As a result, most personal computers now come with multiple cores. Core is the modern term for what has been traditionally known as the Central Processing Unit (CPU) or simply processor. The term core refers to a functional CPU. For a long time before the age of multi-core technology, processor chips traditionally contained a single core, so CPU and core could be used synonymously. Hence, the term CPU has been widely used to refer to either the functional CPU or the physical chip. Now that the assumption of one CPU per chip is no longer valid, the term CPU has become somewhat ambiguous. It could refer to either a core, or a chip containing multiple cores. The term core is preferred when referring to a functional CPU.

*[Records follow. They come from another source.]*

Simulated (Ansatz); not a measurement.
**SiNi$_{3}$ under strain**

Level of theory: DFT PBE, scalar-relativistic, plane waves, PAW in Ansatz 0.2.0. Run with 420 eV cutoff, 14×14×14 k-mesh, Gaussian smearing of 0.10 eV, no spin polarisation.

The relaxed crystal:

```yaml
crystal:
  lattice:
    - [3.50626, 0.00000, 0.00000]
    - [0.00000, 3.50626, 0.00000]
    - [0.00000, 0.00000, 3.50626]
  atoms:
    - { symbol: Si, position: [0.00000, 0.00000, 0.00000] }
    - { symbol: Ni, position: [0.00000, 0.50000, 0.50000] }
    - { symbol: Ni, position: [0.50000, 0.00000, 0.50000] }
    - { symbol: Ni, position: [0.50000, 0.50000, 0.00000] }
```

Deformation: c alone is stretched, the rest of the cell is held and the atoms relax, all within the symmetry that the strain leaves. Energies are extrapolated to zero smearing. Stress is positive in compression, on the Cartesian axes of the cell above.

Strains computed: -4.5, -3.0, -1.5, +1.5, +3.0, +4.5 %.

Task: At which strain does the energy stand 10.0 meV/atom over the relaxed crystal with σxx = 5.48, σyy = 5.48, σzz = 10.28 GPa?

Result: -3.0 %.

Each core is capable of running it's own thread, or sequence of instructions. Hence, a multi-core CPU chip can run multiple processes at the same time, or multiple instructions of the same process.

Since these multiple cores are part of the same computer, they all have access to the same memory bank. This allows the multiple threads to share information very easily. The disadvantage of shared memory is that only one core can access a memory chip at a given time. As we increase the number of cores, we increase the likelihood of contention for accessing each memory chip, just as a bigger family has more contention for the bathroom. Therefore, the number of cores that can truly work in parallel is very limited, i.e. shared-memory architectures don't scale well. Adding more than a few dozen cores to a computer typically shows diminishing returns in terms of speedup. E.g. a 128-core computer won't be able to do twice as much computation as a 64-core computer in the same amount of time, since cores spend more time waiting for their turn to access memory.

Practice

Note

Be sure to thoroughly review the instructions in Section 2, “Practice Problem Instructions” before doing the practice problems below.
  1. What is the power wall and what causes it?

  2. How has the industry responded to the power wall?

  3. Explain the difference between a core and a CPU.

  4. What is shared memory parallelism?

  5. What is the main advantage of shared memory parallelism from the programmer's perspective?

  6. What is the main disadvantage of shared memory parallelism from the programmer's perspective?